Remembrance. The working priests—those priests who chose to live their pastoral mission in the world of work—represented a link between different and sometimes converging demands for change: the message of the Second Vatican Council and working culture.

In memory of Carlo Carlevaris: One of the last ‘worker priests’

The “worker priest” Carlo Carlevaris has died. We almost completely lost the memory of experiences of priests in the factory, especially since the crisis of the Fordist system and the disappearance of the political forces of the workers’ movement that has created a fracture in Italian history. We could make a partially different discourse for the Church, which in recent times seems to have assimilated some reforming tendencies developed during the 20th century. The working priests—those priests who chose to live their pastoral mission in the world of work—represented a link between different and sometimes converging demands for change: on the one hand, the watchwords of the Second Vatican Council, and especially those for a Church “of the poor and for the poor”; on the other hand working culture. In the long militant biography of Carlevaris it is possible to reread the main chapters of this story.

Born in the 1926, formed in the oppressive austerity of the seminaries of that time, he became a priest of the Turin diocese in June 1950. He started to get close to the experience of the “chaplains of the work,” who guaranteed “spiritual assistance” in the factories in competition with the Communists. He exercised his ministry at the Michelin, Lancia and Fiat Grandi Motori. As a young priest, he was in contact with those French priests who decided to share and support the lives of the workers: working to live, living in the working-class districts and leaving apart the signs of clerical belonging.

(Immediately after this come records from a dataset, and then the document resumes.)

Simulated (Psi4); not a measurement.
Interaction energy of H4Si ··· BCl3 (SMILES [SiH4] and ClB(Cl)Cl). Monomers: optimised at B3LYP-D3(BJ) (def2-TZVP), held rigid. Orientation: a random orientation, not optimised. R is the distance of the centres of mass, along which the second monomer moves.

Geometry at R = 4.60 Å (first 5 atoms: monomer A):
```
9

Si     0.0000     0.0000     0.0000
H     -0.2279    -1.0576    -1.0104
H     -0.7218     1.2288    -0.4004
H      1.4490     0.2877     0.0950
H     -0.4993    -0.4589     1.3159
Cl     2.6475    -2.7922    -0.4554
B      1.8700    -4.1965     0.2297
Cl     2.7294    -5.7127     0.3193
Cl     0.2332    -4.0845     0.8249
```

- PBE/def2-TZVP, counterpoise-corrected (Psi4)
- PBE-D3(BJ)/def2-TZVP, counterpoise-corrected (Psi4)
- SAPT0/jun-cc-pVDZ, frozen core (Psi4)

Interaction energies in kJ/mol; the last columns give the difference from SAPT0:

Between 1954 and 1959 the “Holy Office” intervened to crush the experiment, sanctioning the incompatibility between priesthood and manual labor. In Italy only the echo of this dispute arrived, but Carlevaris and his (few) companions could count on some pioneering figures such as Bruno Borghi and Sirio Politi in Viareggio. In the ‘60s, and during the resumption of labor unrest, Vatican II rehabilitated the experiment of priests in the factory. In 1968 Carlevaris obtained permission to go and work at Lamet. The same year, together with Luisito Bianchi (former National Assistant of the ACLI, the Association of Christian Italian Workers) and Giovanni Carpené he created the first national network.

In the first meeting of the network, which took place in Chiavari in July 1969, evangelization was discussed in the sharing of the working life. However, starting from the national meeting in Reggio Emilia (1973), the political line was perfected in a substantially anti-capitalist direction: a “socialist choice” similar in many ways to that made by the ACLI. At the national conference in Serramazzoni, entitled “Against the anti-labour use of the faith,” the conflict with the hierarchical Church exploded, considering the experience of the priests in the factory potentially prejudicial to the authority of the priest.

For a long time the “working priests” have been able to count on the support of Cardinal Pellegrino, who has chosen to involve the working priests in the writing of the pastoral letter “Walking together,” a true and proper manifesto for a “poor Church.” Carlevaris, interviewed by Adista, recalled: “we came to this conclusion: let stay on the border from a political point of view, because most of us did not have a precise party position, despite having made the choice of left; and also from the ecclesial point of view, because many of us are in conflict with our bishops (some had already been suspended, others no longer had dialogue with our bishop).”

The ‘80s saw the crisis of the movement. However, Carlevaris continued his militancy in the ranks of the FIM-CISL and the GIOC (Christian Workers’ Youth). At the center of the battle once again the gospel, to be lived outside the temple and with dirty hands. As Giuseppina Vitale wrote, who has reconstructed biographies and itineraries of the Italian worker priests: “not to give a ‘soul to the factory,’ but to find the soul inside the factory.” Traces of a “different church” in a historical time that seems today really far away.